Top 10 films coming to Blu-ray in February
Whether you're building a Blu-ray library or just looking for something cool to watch, here are our top 10 picks for February 2012.
Crazy, Stupid, Love
Whether you're building a Blu-ray library or just looking for something cool to watch, here are our top 10 picks for February 2012.
1 February, Warner Home Video, AU$44.95OK, just bear with us here. So you have Steve Carell and Julianne Moore. They're married. It's not working so well. They separate. Carell meets womanising pick-up artist Ryan Gosling. He learns how to get with the ladeez. Then Ryan Gosling falls in love, and Carell can't stop thinking about his wife. It sounds sappy, but love, man ... love changes everything.

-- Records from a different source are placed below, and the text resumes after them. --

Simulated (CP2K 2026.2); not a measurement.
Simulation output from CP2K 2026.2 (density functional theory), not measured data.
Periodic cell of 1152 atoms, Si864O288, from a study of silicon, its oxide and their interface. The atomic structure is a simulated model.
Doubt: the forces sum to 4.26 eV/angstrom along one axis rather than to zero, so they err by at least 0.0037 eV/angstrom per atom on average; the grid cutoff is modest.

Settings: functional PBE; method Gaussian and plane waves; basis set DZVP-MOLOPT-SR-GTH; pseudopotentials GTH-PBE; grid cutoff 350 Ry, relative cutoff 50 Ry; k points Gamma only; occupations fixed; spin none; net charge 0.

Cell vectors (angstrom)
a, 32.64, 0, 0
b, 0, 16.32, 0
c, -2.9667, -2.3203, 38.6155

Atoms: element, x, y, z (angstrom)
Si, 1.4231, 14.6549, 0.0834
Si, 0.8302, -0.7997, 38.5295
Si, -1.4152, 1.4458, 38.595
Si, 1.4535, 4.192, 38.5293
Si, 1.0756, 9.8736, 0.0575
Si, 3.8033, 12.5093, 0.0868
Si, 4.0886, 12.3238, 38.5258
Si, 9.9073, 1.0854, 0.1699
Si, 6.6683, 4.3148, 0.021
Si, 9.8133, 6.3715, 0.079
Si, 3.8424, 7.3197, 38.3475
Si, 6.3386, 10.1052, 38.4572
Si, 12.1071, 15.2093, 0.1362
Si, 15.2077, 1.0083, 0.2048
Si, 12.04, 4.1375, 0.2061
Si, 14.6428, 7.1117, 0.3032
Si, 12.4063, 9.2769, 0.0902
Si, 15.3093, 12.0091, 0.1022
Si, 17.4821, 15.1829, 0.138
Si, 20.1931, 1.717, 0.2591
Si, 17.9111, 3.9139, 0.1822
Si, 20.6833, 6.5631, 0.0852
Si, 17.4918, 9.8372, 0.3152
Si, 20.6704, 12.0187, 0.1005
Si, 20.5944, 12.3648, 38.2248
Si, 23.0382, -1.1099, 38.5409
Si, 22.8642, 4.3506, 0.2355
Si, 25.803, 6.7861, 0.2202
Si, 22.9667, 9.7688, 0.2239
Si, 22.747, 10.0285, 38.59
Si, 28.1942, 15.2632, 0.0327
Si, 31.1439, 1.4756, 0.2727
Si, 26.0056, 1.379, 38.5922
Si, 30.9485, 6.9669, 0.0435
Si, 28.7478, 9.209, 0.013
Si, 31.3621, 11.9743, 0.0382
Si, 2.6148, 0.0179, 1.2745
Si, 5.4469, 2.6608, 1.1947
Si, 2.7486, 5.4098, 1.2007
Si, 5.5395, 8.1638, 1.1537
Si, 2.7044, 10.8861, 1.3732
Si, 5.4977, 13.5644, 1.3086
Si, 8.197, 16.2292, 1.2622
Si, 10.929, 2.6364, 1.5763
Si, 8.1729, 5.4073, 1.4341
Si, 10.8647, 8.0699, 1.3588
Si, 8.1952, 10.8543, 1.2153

Boardwalk Empire First Season
It's the 1920s in Atlantic City. Prohibition — that is, the US ban on alcohol in the United States — has just come into effect. Corrupt county treasurer Enoch Thompson (Steve Buscemi) is seizing the opportunity to take control of the city amidst a massive uprising of organised crime and rebellious venality. Boardwalk Empire, written by The Sopranos screenwriter Terence Winter and executive produced by Martin Scorcese, is a bit slow to get going, but once it gets there, it burns.
Lost Highway
When a young musician's wife is murdered, he's convicted of the crime ... but it's David Lynch, and even before you're five minutes into Lost Highway, things grow tense and atmospheric and weird. Things twist and spiral and morph and nothing is what it seems and, in classic Lynch style, you are left at the end wracked and confused. It's one of those amazing films that stay with you, and every time you watch it, it seems to mean something else. What it does mean is entirely up to you.
The Hunter
Filmed in the Tasmanian wilds, The Hunter is the story of a hunter hired by a biotech company to follow up on Tasmanian tiger sightings and retrieve samples of the animals. But he's not counting on the hostility of the landscape, the strange eco-politics of the town, or the heartbreak of a family whose father and husband never came home. It's a good film, but also, we'd watch Willem Dafoe dance the Morris. Actually, that would be really entertaining...
Twin Peaks: Fire Walk With Me
It's a pretty quiet month for Blu-ray, so please do forgive the Lynch double-up, but because he's so great, we figured you wouldn't mind. The finale of Twin Peaks in 1991 left a lot of unanswered questions. The prequel film, Fire Walk With Me (1992), went some way to addressing some of those questions, but raised a few more in the process — either way, it offered some fascinating insight into the characters and their backgrounds and gave hungry viewers new material to chew.
The Thing
We actually didn't think John Carpenter's The Thing really needed a prequel with the exact same plot as the original film, we just wanted an excuse to share this video.
The Whistleblower
We really wish this one hadn't been based on a true story. Kathryn Bolkovac (Rachel Weisz), working as head of the department of gender affairs for the UN, uncovers a massive sex-slavery and human-trafficking ring ... but the UN wants to keep it covered up. Creepy stuff, indeed.
The Sorcerer and the White Snake
It has kind of a goofy name and not much substance, but we had to include at least one eye-candy film on our Blu-ray list. There is a story here — something about a white snake spirit turning into a beautiful woman and Jet Li being badass — but it takes second place to the spectacular CGI and wuxia fight scenes it ties together. If you like the fight scenes in Crouching Tiger, Hidden Dragon, House of Flying Daggers, Hero, et al, this is worth checking out — just don't expect too much depth.
Warrior
Two brothers, one an ex-Marine, the other a physics teacher, enter the mixed martial arts arena, taking their broken family conflict into a winner-takes-all tournament. Even if it wasn't explicitly stated in the trailer below, you could probably guess what happens; but this isn't a film about Rocky-style cliches — it's about family tension and a rift between brothers and father. With some sweet mixed martial arts for good measure.
In Time
What if time were literally wealth? That seems to be the basic premise behind In Time, penned by Andrew Niccol (Gattaca, The Truman Show, S1m0ne). Factory worker Will Salas (Justin Timberlake) has his world turned on its head when he simultaneously receives 116 years and is taken for a murderer. Obviously the best course of action is to go on the lam and try to completely destroy the class system. There's some ace action scenes, some really cool and interesting ideas, and Timberlake. Say what you will, that guy's got some acting chops.